RIP Maxim UK.

Beer, babes and good-bye for UK Maxim
Sir Felix is closing the print edition of the title
By Louisa Ada Seltzer
Apr 2, 2009

The concept was nifty, playing upon the scruffy tastes of Britain's young men, and Felix Dennis did so well at it that many think he invented the entire laddie category of men's magazines when he launched Maxim in 1995.

In truth, it was already booming. Dennis just gave it more oomph with features on beer, babes and bathroom humor.

Now it's over.

The original Maxim is folding, it was announced today in London, its legacy living on as a web site. The last print issue goes out later this month. In its place on UK newsstands will appear the American edition, launched in 1997, which Dennis sold off several years ago.

At its peak in 2000, the UK Maxim reported a circulation of more than 300,000 but by late last year that had shrunk to under 50,000.

It was a slow but sure decline for the title, as well as for so many similar titles, trailing down each year as more and more young men moved online.

“The community that buys those magazines is moving to the internet,” Lorna Tilbian, media analyst at Numis Securities, a London investment bank, told Media Life almost two years ago. And by then circulation for men's title was already tumbling, falling 14.4 percent in the second half of 2006. Hardest hit were the lad titles.

But other forces were at work as well.

There was a flush of new titles, many weeklies, that overcrowded the market, making a shakeout inevitable. Almost all have seen their circulations tumble.

The few magazines to report gains were more upscale, traditional men's titles like Men’s Health and GQ, which remained above the fray.

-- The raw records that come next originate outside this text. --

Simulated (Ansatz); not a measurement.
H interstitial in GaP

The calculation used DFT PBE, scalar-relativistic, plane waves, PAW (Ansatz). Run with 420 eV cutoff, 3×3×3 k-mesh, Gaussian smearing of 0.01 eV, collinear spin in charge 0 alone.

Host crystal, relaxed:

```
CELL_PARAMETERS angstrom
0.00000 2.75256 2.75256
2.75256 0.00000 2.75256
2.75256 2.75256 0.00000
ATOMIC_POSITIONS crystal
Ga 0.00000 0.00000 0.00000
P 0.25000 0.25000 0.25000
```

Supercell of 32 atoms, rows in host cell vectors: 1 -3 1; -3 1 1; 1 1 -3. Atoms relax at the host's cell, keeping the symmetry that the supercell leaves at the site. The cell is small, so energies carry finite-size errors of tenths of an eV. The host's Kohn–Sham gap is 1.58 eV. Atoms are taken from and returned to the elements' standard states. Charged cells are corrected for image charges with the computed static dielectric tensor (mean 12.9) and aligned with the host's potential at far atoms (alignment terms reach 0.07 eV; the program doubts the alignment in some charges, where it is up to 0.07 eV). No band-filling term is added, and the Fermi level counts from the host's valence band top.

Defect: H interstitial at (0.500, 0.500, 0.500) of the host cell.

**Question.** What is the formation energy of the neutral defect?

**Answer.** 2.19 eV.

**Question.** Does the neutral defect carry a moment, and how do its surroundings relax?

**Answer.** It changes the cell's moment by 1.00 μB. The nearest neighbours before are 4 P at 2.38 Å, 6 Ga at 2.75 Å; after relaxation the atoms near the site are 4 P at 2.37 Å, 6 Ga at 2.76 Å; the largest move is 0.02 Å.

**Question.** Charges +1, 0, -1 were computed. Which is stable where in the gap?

But also hurting lad titles like Maxim was the rise more recently of free men's titles with far larger circulations, such as Sport and ShortList.

As freebies, handed out at train stations and the like, they didn't need to run racy covers to drive sales, making them more appealing to advertisers as well as readers.

The lads craze in the U.S. market has similarly ended. Maxim is still published but ad pages are well down. Sister title Stuff and arch-rival FHM folded two years ago.